The Constellations

The history of constellations goes back millennia. Our modern constellations likely evolved from sky images from Mesopotamia by way of ancient Greece. The Greek mathematician and astronomer, Eudoxus of Cnidus (c.390BC-c.340BC), studied astronomy in Egypt and subsequently wrote his description of the sky in his works the Enoptron (the Mirror) and the Phaenomena (Appearances). Although these works are lost, the descriptions are preserved in a poem written by the Greek poet, Aratus of Soli (c.315BC-c.245BC) while at the court of Antigonus II in Macedonia. The Phaenomena of Aratus provides one of the earliest texts still available that describe the 48 ancient Greek constellations.

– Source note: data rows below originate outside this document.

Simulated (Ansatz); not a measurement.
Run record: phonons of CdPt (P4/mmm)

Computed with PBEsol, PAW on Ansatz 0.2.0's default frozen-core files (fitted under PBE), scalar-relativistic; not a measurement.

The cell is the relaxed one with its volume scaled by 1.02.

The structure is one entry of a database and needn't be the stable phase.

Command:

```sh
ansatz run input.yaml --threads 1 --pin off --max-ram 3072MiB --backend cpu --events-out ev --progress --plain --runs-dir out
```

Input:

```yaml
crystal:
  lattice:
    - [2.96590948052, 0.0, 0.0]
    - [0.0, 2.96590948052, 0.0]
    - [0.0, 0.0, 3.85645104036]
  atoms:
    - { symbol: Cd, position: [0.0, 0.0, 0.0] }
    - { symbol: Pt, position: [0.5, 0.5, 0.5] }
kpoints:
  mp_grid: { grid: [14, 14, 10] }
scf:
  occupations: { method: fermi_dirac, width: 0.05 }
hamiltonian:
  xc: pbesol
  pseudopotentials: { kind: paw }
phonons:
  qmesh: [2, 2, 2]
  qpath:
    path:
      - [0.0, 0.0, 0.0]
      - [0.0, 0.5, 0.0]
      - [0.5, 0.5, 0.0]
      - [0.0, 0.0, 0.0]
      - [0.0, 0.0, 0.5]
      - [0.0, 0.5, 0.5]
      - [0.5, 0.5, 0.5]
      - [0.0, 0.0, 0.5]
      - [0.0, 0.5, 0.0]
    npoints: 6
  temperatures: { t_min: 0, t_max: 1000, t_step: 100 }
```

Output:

Subsequent additions to these constellations were made by mapmakers and astronomers during the 17th and 18th centuries as exploration of the southern hemisphere and the use of telescopes increased the range of known stars. In this period, the star charts of Johann Bayer (1572-1625), Johannes Hevelius (1611-1687), and Nicolas Louis de Lacaille (1713-1762) added almost 40 new constellations.

In 1930, the International Astronomical Union (IAU), aka Union Astronomique Internationale, officially divided the entire sky into new constellations, publishing precise boundaries. Modern usage eliminates their constellation, Argo (Arg), replacing it with the component constellations Carina (Car), Puppis (Pup), and Vela (Vel), so that we now have 88 modern constellations.

Of course, this tradition is independent of other traditions such as the Chinese, Inuit, Pacific Islander, Indian, Native American, etc., who created very different patterns in the sky. Instead of the term 'constellation', these groupings are usually referred to as asterisms, differentiating them from official constellations.